Finally, we verified active quantum functionality of a coupled 3D system, i.e., single photon emission to resonator modes, as well as subsequent collection and routing via a coupled waveguide. In order to do so, raster scans of the excitation spot over the resonator disc were performed while the photons from one of the waveguide's ends are collected (see Figure 5a). When the excitation laser hits the outer rim of the resonator, the created fluorescence light is coupled to the resonator modes and subsequently out to the waveguide, as can bee seen in Figure 5b. Therefore, the outer rim of the resonator appears bright in the raster image. Bright spots indicate possible positions of NV-centres. To identify NV-centres via their non-classical light emission, an HBT setup, with the laser-written arc waveguide serving as beam splitter, is used. Figure 5b shows this correlation measurement for the NV-centre encircled in Figure 5a. The data shown were acquired with a pulsed laser at 40 MHz repetition rate and background corrected (see Supplementary Information). The value of g(2)(0) = −0.18 ± 0.21 (standard deviation) is far below the threshold g(2)(0) = 0.5 for having equal contributions of two centers and proves that the main contribution to the signal stems from a single NV-centre. This clearly indicates that the NV-centre emits single photons into resonator modes, which are then coupled out and redirected by the arc waveguide. With a single source in a resonator coupled to a waveguide, this device represents a key integrated 3D quantum photonic circuit.

Figure 5
figure 5

Waveguide coupling of a single NV-centre inside a resonator.

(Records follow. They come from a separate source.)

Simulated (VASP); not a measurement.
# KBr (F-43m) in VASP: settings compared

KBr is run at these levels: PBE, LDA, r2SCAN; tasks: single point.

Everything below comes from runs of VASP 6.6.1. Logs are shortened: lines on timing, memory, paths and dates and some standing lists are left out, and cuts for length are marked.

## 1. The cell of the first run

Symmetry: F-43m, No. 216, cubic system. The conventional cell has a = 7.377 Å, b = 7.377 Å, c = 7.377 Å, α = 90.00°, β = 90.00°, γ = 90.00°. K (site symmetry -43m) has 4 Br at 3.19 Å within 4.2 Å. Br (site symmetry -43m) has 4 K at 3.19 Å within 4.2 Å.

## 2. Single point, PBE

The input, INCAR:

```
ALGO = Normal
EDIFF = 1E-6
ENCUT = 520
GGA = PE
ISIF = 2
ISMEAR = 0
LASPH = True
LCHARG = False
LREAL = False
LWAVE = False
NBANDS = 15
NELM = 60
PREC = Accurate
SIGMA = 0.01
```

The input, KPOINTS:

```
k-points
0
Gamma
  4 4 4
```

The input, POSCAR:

(a) Sketch of the experimental configuration. The excitation spot is scanned over the resonator disc. Photons are detected at both waveguide outputs simultaneously. (b) Photon counts collected at one end of the waveguide while scanning the excitation spot with a second objective. The circle highlights the position of a single NV-centre. Shape distortions are due to non closed-loop piezo-scanning. Scale bar is 5 μm. (c) Cross correlation (background corrected) between the waveguide output ports when the NV-centre marked by a circle in (b) is excited. The bin size corresponds to the repetition rate of 40 MHz.


In conclusion, we have shown an approach which allows for the direct incorporation of single quantum emitters into true 3D photonic structures of nearly arbitrary shape. The one step fabrication scheme is easy to implement and requires no elaborate clean-room environment. We have pointed out that our method is not limited to NV-centres in nanodiamond, but can be extended to any other stable quantum emitter embedded in nanocrystals. The flexibility of DLW enables immediate scaling-up to more complex structures (see Figure 1b) where single photons are collected, sent through beam splitters, interferometers, or other optical elements inter-connected by waveguides in a 3D architecture. Also three-dimensional multi-arm quantum interferometers30 can be implemented. Tuning of individual components, e.g. the resonator, is possible as well (see Supplementary Information). With (partial) metallisation of the structures embedding single photon emitters in 3D plasmonic structures or in metamaterials31 can be envisioned. A next challenging, but rewarding step is to perform DLW of perfectly aligned 3D structures around emitters of known position. This would enable on-demand fabrication of arbitrary 3D quantum photonic architectures.


Direct laser writing

The DLW setup consists of a Ti:sapphire oscillator (Spectra-Physics MaiTai HP) delivering 100 fs pulses centred around 810 nm. The beam is focussed through an oil-immersion lens (Leica HCX PL APO 100x/1.40-0.70 OIL CS). The sample is moved with a 3D piezo stage (PI P-527.3CL). The writing was performed with 6 mW average writing power and at 50 μm/s scan velocity. The samples were developed in isopropyl alcohol for 30 minutes, afterwards in acetone for 30 minutes and finally dried super-critically (Leica CPD030).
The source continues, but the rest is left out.